Among their many good qualities, Australians have little respect for authority and can be refreshingly blunt.
The Sydney Morning Herald reported that the Australian Federation Against Copyright Theft is trying to get internet service providers to crack down on illegal downloaders by sending them warning notices and if they continue, disconnect them.
Amusingly, the industry will have none of it. And the industry includes, in particular, Telstra, the formerly government owned phone provider that has a monopoly in land lines. Needless to say, it’s a company most Australians love to hate. It was slow to implement broadband, wanting to milk its old infrastructure as long as possible, charges high fees by international standards, and isn’t big on customer service.
So the specter of Telstra siding with the little guy is refreshing and amusing. From the SMH:
Adrianne Pecotic, executive director of AFACT, said talks had broken down with the industry body that represents the ISPs, the Internet Industry Association (IIA). AFACT was now asking ISPs individually to implement the proposal….
She proposes that AFACT would identify the internet addresses of those suspected of illegal downloading and pass those details on to the ISPs, which would be able to identify the specific customers.

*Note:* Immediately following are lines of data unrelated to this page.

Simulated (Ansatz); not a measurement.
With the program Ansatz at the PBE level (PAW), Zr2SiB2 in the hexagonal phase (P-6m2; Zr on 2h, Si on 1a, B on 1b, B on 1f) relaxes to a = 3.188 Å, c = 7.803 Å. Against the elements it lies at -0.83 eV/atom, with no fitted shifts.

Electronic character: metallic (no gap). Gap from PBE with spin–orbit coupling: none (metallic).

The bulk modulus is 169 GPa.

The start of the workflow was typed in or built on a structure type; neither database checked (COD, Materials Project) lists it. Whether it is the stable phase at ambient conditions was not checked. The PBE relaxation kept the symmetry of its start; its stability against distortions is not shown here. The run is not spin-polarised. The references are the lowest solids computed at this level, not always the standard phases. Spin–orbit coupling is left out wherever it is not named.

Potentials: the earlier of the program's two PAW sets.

The ISP would then send those customers a letter directing them to an information site “to educate people that this activity is illegal, that it’s not anonymous”. Repeat offenders would have their access speeds slowed and, ultimately, their internet service disconnected “if they continue to flagrantly engage in illegal activity”….
But…. the IIA [Internet Industry Association] said the proposal was problematic and unnecessary.
“The board is concerned that ISPs are not (and should not be placed) in a position to adjudicate on whether or not a person is infringing copyright or to suspend or terminate a service based on an allegation of infringement,” it wrote….
Telstra BigPond’s position was similar to that of the IIA.
“While we do not encourage or condone piracy, particularly as we are a legal provider of online music, games and movies content, we do not believe it is up to the ISPs to be judge, jury and executioner in relation to the issue when the content owners have any number of legal avenues to pursue infringements,” BigPond said in a statement.
“We are not going to take AFACT’s claims against customers at face value.”